[frustration, sorry] Import conflict madness.
Sean Kelly
sean at f4.ca
Sat Jun 17 11:16:19 PDT 2006
Dawid Ciężarkiewicz wrote:
> You write your great soft in D. You're coding with smile because everything
> in seems to be so good. You added few new files, new classes. Porting your
> project from C++ to D seems to be so good idea. You type "make".
>
> And then out of nowhere: BANG!!!
>
> battle.d(31): import battle.map conflicts with cell.cell.map at
> cell/cell.d(29)
For what it's worth, the symbol resolution rules styled after the C++
class-scope rules. On the surface, this does seem to provide solid
support for the approach: it's a sticky issue and an established
language has solved the problem this way, so why not do that? However,
I think the reasons that this rule was chosen for C++ may be related to
language syntax that D simply doesn't have, thus reducing the strength
of the correlation.
I decided to go looking for information on why the C++ rules are the way
they are, and oddly enough the first hit was the C++ Module proposal
(available here:
http://www.open-std.org/jtc1/sc22/wg21/docs/papers/2006/n1964.pdf)
Section 4.3 reads thus:
4.3 Shielding from private members
The fact that private members are inaccessible but not invisible
regularly surprises incidental programmers. Like macros, seemingly
unrelated declarations interfere with subsequent code. Unfortunately,
there are good reasons for this state of affair: Without it, private
out-of-class member declarations become impractical to parse in the
general case.
Module namespaces appear to be an ideal boundary for making the
private member fully invisible: Within the module the implementer has
full control over naming conventions and can therefore easily avoid
interference, while outside the module the client will never
have to implement private members. (Note that this also addresses the
concerns of N1602 "Class Scope Using Declarations & private Members"

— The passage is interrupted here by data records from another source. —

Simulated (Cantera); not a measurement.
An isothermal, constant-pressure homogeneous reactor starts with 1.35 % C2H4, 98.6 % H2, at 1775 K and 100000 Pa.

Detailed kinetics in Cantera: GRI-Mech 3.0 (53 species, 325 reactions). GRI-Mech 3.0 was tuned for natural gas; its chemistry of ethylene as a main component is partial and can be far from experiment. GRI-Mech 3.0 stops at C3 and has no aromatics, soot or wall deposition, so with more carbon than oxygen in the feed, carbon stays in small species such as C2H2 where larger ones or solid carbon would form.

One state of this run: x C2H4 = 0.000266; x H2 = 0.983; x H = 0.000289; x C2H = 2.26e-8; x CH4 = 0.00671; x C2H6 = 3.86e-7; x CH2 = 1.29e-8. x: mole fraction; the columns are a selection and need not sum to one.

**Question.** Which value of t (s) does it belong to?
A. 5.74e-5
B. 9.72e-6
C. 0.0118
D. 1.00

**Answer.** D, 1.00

by Francis Glassborow; the extension proposed therein is then no
longer needed.)
It's worth noting that the issue discussed in the first paragraph:
out-of-class declarations, is not supported in D. All members must be
declared in class scope. The second paragraph goes on to make an
argument for why private symbols should not be considered across modules
for lookup resolution. The only issue not addressed is package
visibility, but I believe the same approach could be done at the package
level as at the module level. After all, there's a file separation
either way.
I was unable to find older discussions relating why these rules were
chosen for C++, but if there are other arguments against the approach
which apply to D, either for current or future features, I would love to
hear them. The current state of affairs is annoying and somewhat
confusing to new users, but I'd prefer an annoying system that works for
all corner-cases to a cleaner one that doesn't.